Officials are planning six buildings of all affordable housing at the contaminated city-owned site, as well as a park and a public school.

Department of City Planning

A city breakdown of housing units planned for the Gowanus Green site.

Gowanus residents and community groups are raising environmental and affordability concerns about a contaminated city-owned site where officials are planning to build affordable housing as part and parcel of the city-initiated Gowanus rezoning plan. 

During a Brooklyn Community Board 6 meeting Thursday, city agencies and project developers presented details on its plan for the city-owned property named Gowanus Green, better known as Public Place by the Gowanus community. The 5.6-acre site on the corner of Smith and 5th streets was once home to the Citizens Manufactured Gas Plant, which turned coal and petroleum into flammable gas. The site is contaminated and has been in a remediation process undertaken by National Grid (the company was held responsible for the continuous contamination to the site) and overseen by the state’s Department of Environmental Conservation since the mid-2000s.

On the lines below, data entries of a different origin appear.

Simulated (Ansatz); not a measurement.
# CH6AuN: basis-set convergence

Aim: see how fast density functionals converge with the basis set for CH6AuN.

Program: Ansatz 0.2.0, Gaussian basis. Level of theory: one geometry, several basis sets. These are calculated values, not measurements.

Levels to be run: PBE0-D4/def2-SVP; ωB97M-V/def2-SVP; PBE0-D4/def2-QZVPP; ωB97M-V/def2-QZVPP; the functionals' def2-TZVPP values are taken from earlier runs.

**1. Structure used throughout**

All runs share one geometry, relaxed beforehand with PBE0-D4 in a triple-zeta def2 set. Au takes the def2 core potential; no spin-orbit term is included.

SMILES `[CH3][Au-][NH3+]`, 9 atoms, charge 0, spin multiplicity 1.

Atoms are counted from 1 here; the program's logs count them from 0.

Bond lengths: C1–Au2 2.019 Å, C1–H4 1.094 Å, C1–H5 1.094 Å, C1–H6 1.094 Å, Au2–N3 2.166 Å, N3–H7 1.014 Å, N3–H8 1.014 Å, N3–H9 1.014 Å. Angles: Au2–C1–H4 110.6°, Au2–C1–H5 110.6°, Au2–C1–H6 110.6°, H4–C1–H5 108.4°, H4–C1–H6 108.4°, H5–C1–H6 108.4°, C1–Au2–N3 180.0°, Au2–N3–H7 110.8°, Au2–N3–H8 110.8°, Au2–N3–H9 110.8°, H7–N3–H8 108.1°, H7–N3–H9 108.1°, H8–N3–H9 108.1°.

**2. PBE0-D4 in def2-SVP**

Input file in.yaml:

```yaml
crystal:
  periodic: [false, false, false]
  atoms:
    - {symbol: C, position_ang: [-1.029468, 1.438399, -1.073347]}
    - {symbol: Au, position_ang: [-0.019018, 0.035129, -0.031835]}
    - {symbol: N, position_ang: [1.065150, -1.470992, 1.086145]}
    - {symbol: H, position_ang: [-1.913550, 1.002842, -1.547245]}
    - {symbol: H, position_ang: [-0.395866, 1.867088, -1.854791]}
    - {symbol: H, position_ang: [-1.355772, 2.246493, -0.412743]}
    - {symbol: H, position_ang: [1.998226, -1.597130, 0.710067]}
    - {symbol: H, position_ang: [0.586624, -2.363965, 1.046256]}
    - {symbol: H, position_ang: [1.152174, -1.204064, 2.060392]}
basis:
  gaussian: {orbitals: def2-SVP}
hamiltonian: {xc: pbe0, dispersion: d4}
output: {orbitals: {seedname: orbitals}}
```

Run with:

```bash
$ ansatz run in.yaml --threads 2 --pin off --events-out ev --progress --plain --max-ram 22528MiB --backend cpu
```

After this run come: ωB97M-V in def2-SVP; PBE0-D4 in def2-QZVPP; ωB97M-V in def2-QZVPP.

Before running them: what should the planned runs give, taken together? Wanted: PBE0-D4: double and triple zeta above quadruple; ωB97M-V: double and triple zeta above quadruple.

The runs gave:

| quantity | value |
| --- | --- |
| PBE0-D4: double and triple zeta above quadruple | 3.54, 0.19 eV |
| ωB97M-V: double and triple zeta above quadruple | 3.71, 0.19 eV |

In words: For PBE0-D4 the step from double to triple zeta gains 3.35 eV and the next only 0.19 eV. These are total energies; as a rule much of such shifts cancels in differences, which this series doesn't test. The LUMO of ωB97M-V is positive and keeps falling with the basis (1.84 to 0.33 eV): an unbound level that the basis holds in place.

Hours before Thursday’s meeting, the Department of Housing Preservation and Development (HPD) announced the Gowanus Green project would be 100 percent affordable and is slated for approximately 950 units across six buildings, one of which could reach an estimated 28 stories. The site would also include a 1.5-acre public park and space for a new public school. It is being developed by Gowanus Green Partners, a joint venture of Fifth Avenue Committee, the Bluestone Organization, the Hudson Companies and the Jonathan Rose Companies. It is slated to be completed in three phases, though a completion year has not been set yet. Developers said during the CB6 meeting that the timeline would be determined by the city and state.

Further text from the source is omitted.